More on the G2's Above 4G Decoding support. There's no BIOS setting for it, yet GPU-Z shows it as enabled. Many other Haswell systems are known to lack the option - and in those cases, GPU-Z agrees. It deduces the capability for Above 4G support, so there might be something to it. I started thinking, could the G2 BIOS keep it always enabled?
This led me to read more about PCIe memory-mapping. In short, PCIe devices have two-way traffic with the CPU and each other. MMIO controls all that by assigning memory space and addresses for all the devices. Legacy systems have a memory address range of 4Gb. With UEFI, devices can be assigned to memory above that (himem and config.sys, anyone?).
This thorough article studies Haswell's use of MMIO, and should thus apply to G1/G2.
So, on Haswell and newer, UEFI checks early if the MMIO is above or below 4Gb. Certain registers take hold only with MMIO >4Gb. With MMIO <4Gb, Above 4G Support is unused (yet it remains to be deduced by GPU-Z).
If Above 4G is always enabled, the next thing is ReBar. Again, the G2 BIOS has no option for it. Modding it is dicey, due to $SIG verification identifiers in two encrypted, non-UEFI data regions.

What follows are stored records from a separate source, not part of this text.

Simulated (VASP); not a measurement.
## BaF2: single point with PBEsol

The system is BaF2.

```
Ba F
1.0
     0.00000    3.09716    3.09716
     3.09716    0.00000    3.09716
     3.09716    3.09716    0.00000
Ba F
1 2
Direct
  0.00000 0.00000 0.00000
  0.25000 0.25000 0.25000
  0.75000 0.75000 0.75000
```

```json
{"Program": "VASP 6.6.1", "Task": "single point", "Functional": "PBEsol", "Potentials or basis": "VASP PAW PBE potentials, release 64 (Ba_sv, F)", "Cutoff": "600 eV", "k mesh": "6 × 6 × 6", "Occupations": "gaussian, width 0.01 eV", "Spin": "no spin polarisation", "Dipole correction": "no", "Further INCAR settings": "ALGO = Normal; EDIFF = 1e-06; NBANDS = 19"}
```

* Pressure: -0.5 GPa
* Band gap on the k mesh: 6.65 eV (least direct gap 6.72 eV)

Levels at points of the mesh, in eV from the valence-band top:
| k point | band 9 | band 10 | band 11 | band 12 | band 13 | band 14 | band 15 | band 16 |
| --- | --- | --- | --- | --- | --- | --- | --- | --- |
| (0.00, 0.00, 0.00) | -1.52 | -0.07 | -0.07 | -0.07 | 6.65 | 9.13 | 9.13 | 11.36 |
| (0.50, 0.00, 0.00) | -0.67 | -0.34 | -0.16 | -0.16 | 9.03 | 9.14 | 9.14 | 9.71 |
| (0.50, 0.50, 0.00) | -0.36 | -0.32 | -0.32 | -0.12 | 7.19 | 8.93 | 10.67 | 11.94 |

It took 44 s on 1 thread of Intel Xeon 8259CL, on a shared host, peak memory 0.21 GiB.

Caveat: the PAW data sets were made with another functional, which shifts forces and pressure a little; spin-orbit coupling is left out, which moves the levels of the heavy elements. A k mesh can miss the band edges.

Out of the two, Above 4G seems crucial for Ampere support. This is because the card will always need proper MMIO. ReBar is a secondary function, which adds performance instead of compatibility.
This leads me to think the G2 (as well as G1?) could boot to W10/Linux with an Ampere (Ada) card. The Linux kernel would even allocate its own BAR for the GPU.